System-wide mutex in Python on Linux

Try ilock library:

from ilock import ILock

with ILock('Unique lock name'):
    # The code should be run as a system-wide single instance
    ...

The "traditional" Unix answer is to use file locks. You can use lockf(3) to lock sections of a file so that other processes can't edit it; a very common abuse is to use this as a mutex between processes. The python equivalent is fcntl.lockf.

Traditionally you write the PID of the locking process into the lock file, so that deadlocks due to processes dying while holding the lock are identifiable and fixable.

This gets you what you want, since your lock is in a global namespace (the filesystem) and accessible to all processes. This approach also has the perk that non-Python programs can participate in your locking. The downside is that you need a place for this lock file to live; also, some filesystems don't actually lock correctly, so there's a risk that it will silently fail to achieve exclusion. You win some, you lose some.


My answer overlaps with the other answers, but just to add something people can copy-paste, I often do something like this.

class Locker:
    def __enter__ (self):
        self.fp = open("./lockfile.lck")
        fcntl.flock(self.fp.fileno(), fcntl.LOCK_EX)

    def __exit__ (self, _type, value, tb):
        fcntl.flock(self.fp.fileno(), fcntl.LOCK_UN)
        self.fp.close()

And then use it as:

print("waiting for lock")
with Locker():
    print("obtained lock")
    time.sleep(5.0)

To test, do touch lockfile.lck then run the above code in two or more different terminals (from the same directory).

UPDATE: smwikipedia mentioned my solution is unix-specific. I needed a portable version recently and came up with the following, with the idea from a random github project. I'm not sure the seek() calls are needed but they're there because the Windows API locks a specific position in the file. If you're not using the file for anything other than the locking you can probably remove the seeks.

if os.name == "nt":
    import msvcrt

    def portable_lock(fp):
        fp.seek(0)
        msvcrt.locking(fp.fileno(), msvcrt.LK_LOCK, 1)

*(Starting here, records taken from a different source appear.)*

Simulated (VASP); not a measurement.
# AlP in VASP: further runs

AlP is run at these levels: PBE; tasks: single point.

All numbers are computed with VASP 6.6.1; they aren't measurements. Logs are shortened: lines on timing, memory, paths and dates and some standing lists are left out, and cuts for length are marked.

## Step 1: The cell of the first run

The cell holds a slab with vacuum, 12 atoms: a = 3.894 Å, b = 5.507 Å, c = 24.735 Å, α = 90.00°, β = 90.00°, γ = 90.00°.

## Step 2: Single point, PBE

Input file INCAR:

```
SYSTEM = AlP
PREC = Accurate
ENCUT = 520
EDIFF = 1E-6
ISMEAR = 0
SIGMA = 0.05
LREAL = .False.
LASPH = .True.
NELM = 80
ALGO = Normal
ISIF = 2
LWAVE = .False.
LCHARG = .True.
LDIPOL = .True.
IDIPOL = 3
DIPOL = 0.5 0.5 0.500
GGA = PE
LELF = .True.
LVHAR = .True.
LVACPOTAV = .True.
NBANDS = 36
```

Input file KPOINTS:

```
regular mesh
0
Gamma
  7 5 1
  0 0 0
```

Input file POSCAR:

    def portable_unlock(fp):
        fp.seek(0)
        msvcrt.locking(fp.fileno(), msvcrt.LK_UNLCK, 1)
else:
    import fcntl

    def portable_lock(fp):
        fcntl.flock(fp.fileno(), fcntl.LOCK_EX)

    def portable_unlock(fp):
        fcntl.flock(fp.fileno(), fcntl.LOCK_UN)


class Locker:
    def __enter__(self):
        self.fp = open("./lockfile.lck")
        portable_lock(self.fp)

    def __exit__(self, _type, value, tb):
        portable_unlock(self.fp)
        self.fp.close()

The POSIX standard specifies inter-process semaphores which can be used for this purpose. http://linux.die.net/man/7/sem_overview

The multiprocessing module in Python is built on this API and others. In particular, multiprocessing.Lock provides a cross-process "mutex". http://docs.python.org/library/multiprocessing.html#synchronization-between-processes

EDIT to respond to edited question:

In your proof of concept each process is constructing a Lock(). So you have two separate locks. That is why neither process waits. You will need to share the same lock between processes. The section I linked to in the multiprocessing documentation explains how to do that.